Here is a perfectly respectable – if ragged at the edges – attempt to engage with a sporting story that wove triumph and pride in with regret and disharmony.

The title is deliberately ambiguous. Prince Naseem Hamed, multiple featherweight world champion, is surely a legend among British boxers. Few others had quite his arrogant panache. But, as the film draws to a sombre close, the real hero emerges as his dogged coach Brendan Ingle. Born in Dublin, the great man died as a Sheffield legend with an MBE to his name.

The film hangs on duelling performances from Pierce Brosnan, as Ingle, and Amir El-Masry, as Hamed. (Ali Saleh and Ghaith Saleh play the fighter at different stages of childhood.) Ingle emerges as a pugilistic second father to the tougher kids of South Yorkshire, channelling aggressive instincts into more structured violence.

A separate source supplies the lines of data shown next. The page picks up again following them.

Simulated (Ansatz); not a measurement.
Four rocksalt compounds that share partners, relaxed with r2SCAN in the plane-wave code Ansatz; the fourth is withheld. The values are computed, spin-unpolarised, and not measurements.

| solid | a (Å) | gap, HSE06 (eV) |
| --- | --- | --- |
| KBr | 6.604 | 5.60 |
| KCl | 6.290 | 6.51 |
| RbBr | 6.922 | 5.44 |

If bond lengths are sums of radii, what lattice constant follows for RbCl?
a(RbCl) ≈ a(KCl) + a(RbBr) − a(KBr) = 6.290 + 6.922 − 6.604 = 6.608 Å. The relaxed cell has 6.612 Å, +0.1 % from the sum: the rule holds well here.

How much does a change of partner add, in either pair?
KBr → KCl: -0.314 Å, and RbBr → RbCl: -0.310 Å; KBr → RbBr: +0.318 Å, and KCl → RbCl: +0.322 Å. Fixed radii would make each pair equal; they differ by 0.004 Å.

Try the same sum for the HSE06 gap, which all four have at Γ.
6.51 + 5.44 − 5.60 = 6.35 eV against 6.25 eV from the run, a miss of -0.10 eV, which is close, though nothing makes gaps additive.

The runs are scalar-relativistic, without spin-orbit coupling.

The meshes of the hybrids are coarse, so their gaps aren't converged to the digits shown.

Early on, Rowan Athale’s script gets at an eventual conflict in Hamed’s professional life. The flamboyant grandstanding is his selling point, but it will ultimately make him enemies.

There is something of Woody Allen’s Broadway Danny Rose in Brosnan’s version of Ingle. Like the talent agent in that film, he has a habit of taking clients to the foothills before losing them to flashier, wealthier operators. He progresses much further than that with Hamed, but we sense that a break will eventually come.

El-Masry, so good in Ben Sharrock’s Limbo, has bulked up impressively to get as close as a mere actor could get to Naseem’s taut, tense torso. He does better still in marshalling Hamed’s sub-hip-hop banter. Brosnan is, well, Brosnan: charming, sweet, crafty, never fully in control of an accent that veers from deepest Dublin all the way across the Irish Sea in the space of a single clause.

One can’t help thinking of a similarly complementary relationship in the recent Saipan. Giant, however, is clunkier in its plotting and more at home to drearily expository dialogue. We are forever having the jeopardy explained. We are forever having racial tensions clarified. In one unintentionally hilarious sequence, Toby Stephens, as the legendary promoter Frank Warren, pauses to explain the cultural meaning of 1990s lad culture to those who didn’t live through it.

Pierce Brosnan interview: ‘John Huston said I was too handsome. It can get in the way’Opens in new window ]

Still, the core (largely true) story is just about strong enough to keep the film on its feet through all 12 rounds. A narrow victory on points.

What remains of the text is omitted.